Emotions for and against Manning’s journey through the appellate process in the two murder cases runs high. The inmate’s supporters take heart from his recent victories in the courts. The law enforcement community and those who remembers his victims are angered by the rulings.

Sid Salter

Manning’s sojourn has been anything if not dramatic. In 2013, Manning came perilously close to meeting the executioner as punishment for the 1992 murders of Mississippi State University students Jon Steckler and Tiffany Miller. Manning got an 11th-hour stay of execution on an 8-1 decision by the state’s highest court after issues were raised by Manning’s attorneys challenging the testimony of FBI agents regarding ballistics and hair analysis used to convict him in the Steckler-Miller murders.

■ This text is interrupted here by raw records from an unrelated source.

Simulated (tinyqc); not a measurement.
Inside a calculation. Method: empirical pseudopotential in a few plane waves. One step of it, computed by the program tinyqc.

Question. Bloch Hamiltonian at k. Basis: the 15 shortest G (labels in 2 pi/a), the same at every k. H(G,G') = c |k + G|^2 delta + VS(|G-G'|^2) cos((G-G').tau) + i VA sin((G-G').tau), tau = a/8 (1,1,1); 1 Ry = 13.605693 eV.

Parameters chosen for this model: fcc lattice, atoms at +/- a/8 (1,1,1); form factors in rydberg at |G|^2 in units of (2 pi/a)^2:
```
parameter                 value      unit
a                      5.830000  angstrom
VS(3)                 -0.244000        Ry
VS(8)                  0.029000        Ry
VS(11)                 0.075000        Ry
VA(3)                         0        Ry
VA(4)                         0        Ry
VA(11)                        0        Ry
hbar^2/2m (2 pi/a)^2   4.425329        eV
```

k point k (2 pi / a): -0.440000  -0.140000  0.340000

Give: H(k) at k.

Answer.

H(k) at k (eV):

At the same time, statements by state Attorney General Jim Hood, District Attorney Forrest Allgood and former Oktibbeha County sheriff Dolph Bryan that Manning’s conviction was based on substantially more evidence than those issues were ignored by the majority of the court.

Or at the very least, the state’s high court had a rather sudden change of heart. That 8-1 state Supreme Court ruling to stay Manning’s schedule 2013 execution came less than two weeks after the same court ruled 5-4 on April 25, 2013, that there was “conclusive, overwhelming evidence of guilt” presented to an Oktibbeha County jury during Manning’s original trial.
It’s been over 20 years since Steckler and Miller were murdered on Dec. 11, 1992. Manning was convicted of murdering the two students in 1994. According to trial transcripts, the young couple was last seen alive in the early morning hours of Dec. 11, 1992, outside of Steckler’s fraternity house near the campus. The couple left the house around 1 a.m. in Miller’s car. At 2:15 a.m., Steckler’s body was discovered in the right hand lane of a county road.

Near his body, authorities found a gold token, three shell casings, and a projectile. Steckler’s injuries were consistent with having been run over by a car at a low speed. Miller’s body was discovered in the nearby woods. She had been shot twice in the face.

Miller’s car was discovered in front of an apartment building nearby. On the pavement near the driver’s side door, coins were found as well as a ring identified as belonging to Miller, all about 100 yards away from Miller’s residence. The damning evidence against Manning was his own attempt to sell certain items belonging to his victims.
In the period between the time Steckler and Miller were killed and when Manning went to trial and was convicted for their murders, he was accused of a second grisly murder. Less than six weeks after the students were killed — on the evening of Jan. 18, 1993 — elderly mother and daughter Emmoline Jimmerson and Alberta Jordan were found dead in their Brooksville Gardens apartment. Police found no signs of forced entry, and the apartment was not ransacked. Both women had been beaten about the head, and their throats were slashed.
Manning appeals in the Steckler-Miller murders remain unresolved. Now, Manning gets a new trial in the Jimmerson-Jordan murders.

Former Starkville police chief David Lindley told The Columbus Dispatch in 2013 his recollections about the murders of the two elderly women: “Lindley said Manning knew the mother and daughter, Emiline Jimmerson and Alberta Jordan, and beat them to death before he slit their throats and took a small sum of money.
“They were very nice women, just sweet little old ladies,” Lindley said. “He beat them to death with a laundry iron and then cut their heads almost off. He slaughtered them for very little money.”

Manning’s criminal record goes back to the mid-1970s, when he was broke into a store in an attempt to steal a motorcycle. “Fly” was six years old at the time.